Scottish American Mortgage Co. v. Stone

In this action, the plaintiff foreclosed a real estate mortgage against the defendants, caused the property to be sold; and, the year for redemption having expired, the sheriff's deed was made to the purchaser, who was the plaintiff. Later the plaintiff asked for, and received from the court a writ of mandate to the sheriff, requiring him to put the plaintiff in possession of the purchased property. Hazelton Stone, one of the defendants named in the action, and who was *Page 488 in possession of the land, filed a motion asking the court to vacate the decree of foreclosure, for the reason that he had never been served with any process and that the decree, in so far as he was concerned, was a nullity. This motion was supported by affidavits. When the matter came on for hearing, the trial court sustained a demurrer to the motion to vacate and refused to hear it, and this appeal results.

The motion was filed under § 466, Rem. Comp. Stat. [P.C. § 8132]. At least appellant says that that section is controlling of the question, and it appears that such was the view of the trial court. It is as follows:

"The proceedings to vacate or modify a judgment or order for mistakes or omissions of the clerk or irregularity in obtaining the judgment or order, shall be by motion served on the adverse party, or his attorney in the action, and within one year."

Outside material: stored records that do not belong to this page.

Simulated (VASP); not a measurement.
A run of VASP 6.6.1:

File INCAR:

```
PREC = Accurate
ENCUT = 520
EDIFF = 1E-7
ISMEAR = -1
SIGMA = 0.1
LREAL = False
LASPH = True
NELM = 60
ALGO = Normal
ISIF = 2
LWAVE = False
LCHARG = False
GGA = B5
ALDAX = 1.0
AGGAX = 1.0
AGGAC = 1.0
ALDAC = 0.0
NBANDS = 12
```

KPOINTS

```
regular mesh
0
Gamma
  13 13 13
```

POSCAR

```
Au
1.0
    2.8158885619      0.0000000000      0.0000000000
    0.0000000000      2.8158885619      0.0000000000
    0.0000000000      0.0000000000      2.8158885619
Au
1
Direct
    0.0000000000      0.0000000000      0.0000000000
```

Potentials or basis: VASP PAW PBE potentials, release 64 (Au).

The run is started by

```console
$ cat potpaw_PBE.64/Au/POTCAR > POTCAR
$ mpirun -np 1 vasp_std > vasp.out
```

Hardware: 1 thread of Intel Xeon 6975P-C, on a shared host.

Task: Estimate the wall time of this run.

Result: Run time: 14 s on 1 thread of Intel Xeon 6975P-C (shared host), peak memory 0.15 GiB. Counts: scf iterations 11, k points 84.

The appellant contends that this statute means that one may, by motion, seek to set aside and vacate a judgment within one year after learning of the facts constituting the mistake or omission of the clerk or irregularity in obtaining the judgment, and not one year after the entry thereof. We cannot follow appellant's argument in this regard. If one files a motion under this statute it must be done within one year from the date of entry of the judgment or decree. This statute has been before us a great many times, and while the appellant's present contention does not appear to have been previously made, our opinions have always been written on the assumption that the year mentioned in the statute is to commence immediately following the entry of the judgment. This same question, under identical facts, was in the recent case of Nevers v. Cochrane, 131 Wn. 225, 229 P. 739, and we there held that the "motion not having been filed within the year, the demurrer was properly sustained." *Page 489 This opinion was probably written after the taking of the appeal in this case. While it does not state that the motion to vacate was made within one year after discovery of the error or irregularity, yet that fact seems to have been conceded, because the record shows that the moving party there offered to prove this fact.

If one elects to follow the statutory method of vacating a judgment, he must comply with the statute and file his motion within one year from its entry.

Something is said in the briefs about an independent action in equity to set aside and vacate a judgment. This was not such a proceeding, but one strictly under the statute. Whether, under circumstances such as are alleged here, one may, after the expiration of one year following the entry of the judgment, successfully maintain an independent suit in equity to vacate the judgment is not before us and we will not discuss that question. Judgment affirmed.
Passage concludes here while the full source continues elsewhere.